KOCHI: Imagine receiving a message on your phone asking you to delay your visit to Sabarimala by a few hours because the hill shrine is already crowded. Or walking up to a counter, scanning a QR code, and collecting ‘aravana’ without waiting in a serpentine queue. The Travancore Devaswom Board (TDB) is on a mission to turn this into reality.
A high-powered Project Management Unit (PMU), headed by retired IAS officer Dr Santhosh Babu, has begun work on what is being described as the biggest digital transformation in the history of the TDB, which manages around 1,250 temples besides schools, colleges, cultural institutions, and commercial ventures. “Our task is to eliminate the pain points for devotees and make every service seamless,” Santhosh told TNIE.
“Everything will come under a single platform built on a microservices architecture. Accommodation booking, offerings, billing, inventory, purchases, finance — everything,” he said.
The immediate focus is Sabarimala, where nearly one lakh devotees visit daily during the peak pilgrimage season. “Today, devotees often begin their journey six to eight hours early, even though they may need only two hours to reach the shrine. That creates unnecessary bottlenecks,” he said.
“We are looking at managing the movement of pilgrims from the time they leave their homes. We can send advisories asking them to start later so that traffic gets distributed more evenly,” he said.
The PMU is also planning QR code-based offerings. “Instead of standing in queues for ‘naivedyam’ bills, devotees should be able to pay online and simply collect the offering by showing a QR code. At the same time, we must cater to everyone — those using cash, UPI, or digital payments,” he said. One of the ideas under consideration is automated dispensing of offerings.
Automation project monitored by HC
“We are thinking of providing ‘naivedyam’ through systems similar to automated vending machines,” Santhosh said, pointing to the time-consuming process of distributing aravana to lakhs of pilgrims.
His larger ambition goes beyond digital payments. “My dream is to provide an experience similar to Digi Yatra. Why can’t devotees have the same kind of seamless movement at Sabarimala? That will come in the next stage,” he said.
The transformation, however, extends far beyond pilgrim services. The PMU will digitise inventory management, procurement, accounts, human resources, temple administration, leases, legal records, and asset management across the TDB.
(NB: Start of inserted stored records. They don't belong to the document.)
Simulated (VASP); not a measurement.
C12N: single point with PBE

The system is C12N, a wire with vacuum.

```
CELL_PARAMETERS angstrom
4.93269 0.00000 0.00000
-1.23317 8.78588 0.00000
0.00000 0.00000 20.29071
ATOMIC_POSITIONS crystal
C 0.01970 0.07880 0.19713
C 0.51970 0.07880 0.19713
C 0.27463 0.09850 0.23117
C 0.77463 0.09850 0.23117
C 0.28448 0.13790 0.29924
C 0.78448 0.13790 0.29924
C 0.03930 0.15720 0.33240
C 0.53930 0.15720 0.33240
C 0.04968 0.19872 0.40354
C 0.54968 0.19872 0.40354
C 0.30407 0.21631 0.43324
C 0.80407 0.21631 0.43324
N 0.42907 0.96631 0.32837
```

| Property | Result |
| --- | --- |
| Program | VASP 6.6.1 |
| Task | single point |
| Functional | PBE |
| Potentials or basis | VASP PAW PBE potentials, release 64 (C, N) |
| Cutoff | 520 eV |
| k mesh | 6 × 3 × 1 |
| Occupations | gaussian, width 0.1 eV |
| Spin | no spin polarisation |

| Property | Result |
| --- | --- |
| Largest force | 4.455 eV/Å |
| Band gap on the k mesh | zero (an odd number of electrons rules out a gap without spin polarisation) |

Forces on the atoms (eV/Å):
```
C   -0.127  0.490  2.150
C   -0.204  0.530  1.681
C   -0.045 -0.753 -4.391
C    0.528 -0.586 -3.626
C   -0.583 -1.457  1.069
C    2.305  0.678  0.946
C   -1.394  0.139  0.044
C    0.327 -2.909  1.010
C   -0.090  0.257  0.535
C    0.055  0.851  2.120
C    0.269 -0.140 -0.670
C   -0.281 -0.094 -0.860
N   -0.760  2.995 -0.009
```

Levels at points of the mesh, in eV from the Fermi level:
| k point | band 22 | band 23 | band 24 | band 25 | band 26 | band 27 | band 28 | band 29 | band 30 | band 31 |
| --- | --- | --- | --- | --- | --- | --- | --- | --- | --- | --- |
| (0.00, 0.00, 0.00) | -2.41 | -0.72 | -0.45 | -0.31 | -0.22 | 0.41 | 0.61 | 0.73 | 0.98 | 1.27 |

“Inventory management is a huge task — purchase of jaggery, ghee, and every other item. Everything has to come onto the platform. Automation will bring accountability and reduce corruption opportunities significantly,” he said.
Stating that technology is not the biggest challenge, Santhosh said: “Software development is the easiest part. Domain collection is the hardest. We are conducting workshops with domain experts because every temple has different practices. We have to simplify and standardise wherever possible,” he said.
“The real challenge is changing decades-old systems. Frankly, not everyone welcomes automation,” he said. The Kerala High Court, which ordered the setting up of the PMU, is directly monitoring the project. According to its last month’s order, the programme will be implemented over 24 months, with an estimated first-year outlay of Rs 33.25 crore and an overall project cost capped at Rs 70 crore.
The platform will feature cloud-native architecture, real-time dashboards, immutable audit trails, and role-based access controls to improve transparency and governance.
Santhosh credited TDB president K Jayakumar for backing the initiative. “The devaswom board chief is thinking in a visionary manner. He is providing all the support and material needed for the project,” he said.The team hopes to roll out several Sabarimala-specific improvements before this pilgrimage season, while the complete enterprise-wide transformation is targeted for completion within two years.